Funding from this project will allow the inclusion of high school students in the Summit, as well. Mentored by the undergraduate interns and their teachers, the high school students will also learn how to present scientific information from their water quality studies. They’ll have the opportunity to create scientific posters for the Summit or give informal presentations.

Rebecca Abler. Image credit: University of Wisconsin-Green Bay

“This project is going to really enhance the real-world aspect of science for our students,” said Abler. “They won’t just be collecting data. They’ll be learning how to communicate to various audiences. They’re not just doing this for faculty members – they’re doing this for the community – which is our goal at the university. So it’s just really exciting.”

The graduate intern who will be mentoring the undergraduate students will also work on the stormwater messaging resource hub with advisement from Jacob Fincher, acting executive director of Sweetwater, and Peroff.

The hub is a web-based clearinghouse of information related to stormwater pollution prevention. Sweetwater has created a framework for the hub already, and plans to have the master’s intern work with the Lake Michigan Stakeholders Communication Committee to pick the most applicable stormwater education materials. Once those are all loaded into the website, Fincher said the intern will remind stormwater groups along the coast when certain messages should be publicized and how to do that.

Jacob Fincher. Image credit: Sweetwater

Fincher offered a fictional example of a billboard as an explanation of the concept. “If I were to drive from Kenosha and see a billboard about stormwater pollution prevention . . . and see the logo of a certain organization in the corner, then drive up past Milwaukee and see that same message but with a different logo, all the way up to Port Washington to Door County to Green Bay and Marinette, and continue to see that same message provided by different organizations – that takes coordination and facilitation. That’s where the intern will help us,” Fincher said.

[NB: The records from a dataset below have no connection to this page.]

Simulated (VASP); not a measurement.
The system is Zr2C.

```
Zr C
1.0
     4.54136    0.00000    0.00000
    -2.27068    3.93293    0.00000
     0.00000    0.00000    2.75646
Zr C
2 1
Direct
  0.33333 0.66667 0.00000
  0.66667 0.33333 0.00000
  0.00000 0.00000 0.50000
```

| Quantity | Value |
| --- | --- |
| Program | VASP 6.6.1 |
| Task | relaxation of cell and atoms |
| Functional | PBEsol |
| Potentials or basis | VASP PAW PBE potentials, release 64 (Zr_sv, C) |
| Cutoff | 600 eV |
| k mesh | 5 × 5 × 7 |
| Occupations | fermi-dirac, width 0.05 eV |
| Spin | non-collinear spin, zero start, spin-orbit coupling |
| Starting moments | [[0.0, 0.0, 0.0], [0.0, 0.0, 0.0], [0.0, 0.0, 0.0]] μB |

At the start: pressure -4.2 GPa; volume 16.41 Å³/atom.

The master’s intern will also work with Peroff to develop a science data communication toolkit, which will be used to mentor the undergraduate interns at UW-Green Bay at Manitowoc. The toolkit will help the students present their findings at the Summit in an understandable way.

Peroff summed up the complex project with this: “The faculty are going to be mentoring the undergraduates. The undergrads are going to mentor the high school students. The graduate students are mentoring the undergraduates. We’re (project staff) mentoring the graduate students. So, it’s this broad connection of mentorship, and then the key is having students share what they learned so communities can gain knowledge as well.”